In June, Putin himself appeared in public with Ilyumzhinov and later held talks with the FIDE president behind closed doors, according to Russian media reports.
Morriss, the Irish Chess Union chairman, said he received the call from the Russian Embassy sometime in January. His interlocutor said that the Russian government “would prefer it if Mr. Ilyumzhinov was elected,” Morriss told RFE/RL.
“He was wanting to know what we thought about the candidates, I think in the view that if I came out with a reason why we didn’t like him, that he could then try and come up with an argument against that,” Morriss said.
Similar calls were placed to the national chess federation of the Czech Republic and to the Norwegian Chess Federation, the heads of those organizations told RFE/RL.
Joran Aulin-Jansson, the president of the Norwegian Chess Federation, said the Russian Embassy in Oslo contacted him sometime in March and that he met personally with the Russian ambassador.
“They informed me that the Russians were supporting Ilyumzhinov and that they hoped that the Norwegians also would,” said Aulin-Jansson, Norway’s delegate in the FIDE election.
The Norwegian federation, however, is backing Kasparov.
“We believe he will be a better man to attract bigger sponsorships, and he has some new ideas towards chess that we like,” Aulin-Jansson said. “And on the other side, we feel that Mr. Ilyumzhinov has been in power now for 19 years, and, well, we think that’s enough.”
Several other national federations had been contacted by Russian embassies advocating for Ilyumzhinov as well, including federations in Kenya, Myanmar, Jamaica, and Singapore, Buzzfeed reported in June.
Kasparov, an enfant terrible of Soviet chess who in 1985 dethroned the Kremlin’s favorite player, Anatoly Karpov, at the age of 22, has seized every opportunity to use the Russian government’s support of Ilyumzhinov to discredit his opponent.
“They’re fully backed by Putin’s regime,” Kasparov said of the Ilyumzhinov team at a press conference this week. “Every Russian embassy in the world has been mobilized to support Mr. Ilyumzhinov and to keep him in the office. And we do understand it’s not about chess. This is a pure political fight.”
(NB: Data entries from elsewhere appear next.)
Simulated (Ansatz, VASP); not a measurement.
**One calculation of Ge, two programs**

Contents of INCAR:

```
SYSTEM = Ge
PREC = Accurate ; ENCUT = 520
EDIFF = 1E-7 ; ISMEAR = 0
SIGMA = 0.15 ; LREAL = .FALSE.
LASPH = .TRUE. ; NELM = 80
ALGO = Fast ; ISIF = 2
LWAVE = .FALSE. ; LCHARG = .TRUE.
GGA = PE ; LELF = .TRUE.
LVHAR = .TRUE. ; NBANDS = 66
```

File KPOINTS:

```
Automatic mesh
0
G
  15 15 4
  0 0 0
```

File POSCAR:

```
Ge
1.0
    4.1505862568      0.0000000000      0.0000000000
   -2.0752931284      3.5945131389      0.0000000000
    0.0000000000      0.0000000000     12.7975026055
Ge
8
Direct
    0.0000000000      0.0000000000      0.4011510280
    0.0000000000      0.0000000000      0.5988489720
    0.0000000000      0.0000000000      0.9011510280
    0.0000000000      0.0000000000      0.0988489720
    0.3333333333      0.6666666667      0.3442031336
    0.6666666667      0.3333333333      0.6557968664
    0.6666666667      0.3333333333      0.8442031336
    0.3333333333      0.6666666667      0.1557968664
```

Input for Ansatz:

Russia’s Foreign Ministry did not respond to a request for comment about efforts by its diplomats to lobby for Ilyumzhinov.
The Money Question
Kasparov’s supporters say his most significant asset as FIDE president would be his ability to generate sponsorship from major companies in the West who may be wary of the murky origins of Ilyumzhinov’s personal wealth and his past dealings with dictators like deceased strongmen Saddam Hussein of Iraq and Muammar Qaddafi of Libya.
“What I have seen in several countries is Kasparov going to places, generating enormous amounts of excitement and publicity, and also attracting sponsorship,” said Short, who challenged and lost to Kasparov in a 1993 world championship match.
The flip side, of course, is that sponsorship for FIDE events inside of Russia would likely dry up should Kasparov win, particularly from state-owned companies like energy giant Gazprom, which has funded major chess tournaments in recent years.
Short says the trade-off would be worth it. “We will lose Russia and we will gain the rest of the world. I think it’s a reasonable deal,” he said.
In June, Ilyumzhinov announced that world champion Magnus Carlsen of Norway would defend his title against India’s Viswanathan Anand in November in Russia’s Black Sea resort of Sochi, the host city of the 2014 Winter Olympics, with a prize fund of up to $1.5 million.
Kasparov said this week that if he is elected president, he would seek to immediately change the venue, citing U.S. and EU sanctions against Moscow, and increase the prize money for the event.
“The match will not take place in a country that is under sanctions, in the region where the government is under sanctions, with a lousy prize fund and without any positive publicity,” Kasparov told the Norwegian newspaper "Dagbladet."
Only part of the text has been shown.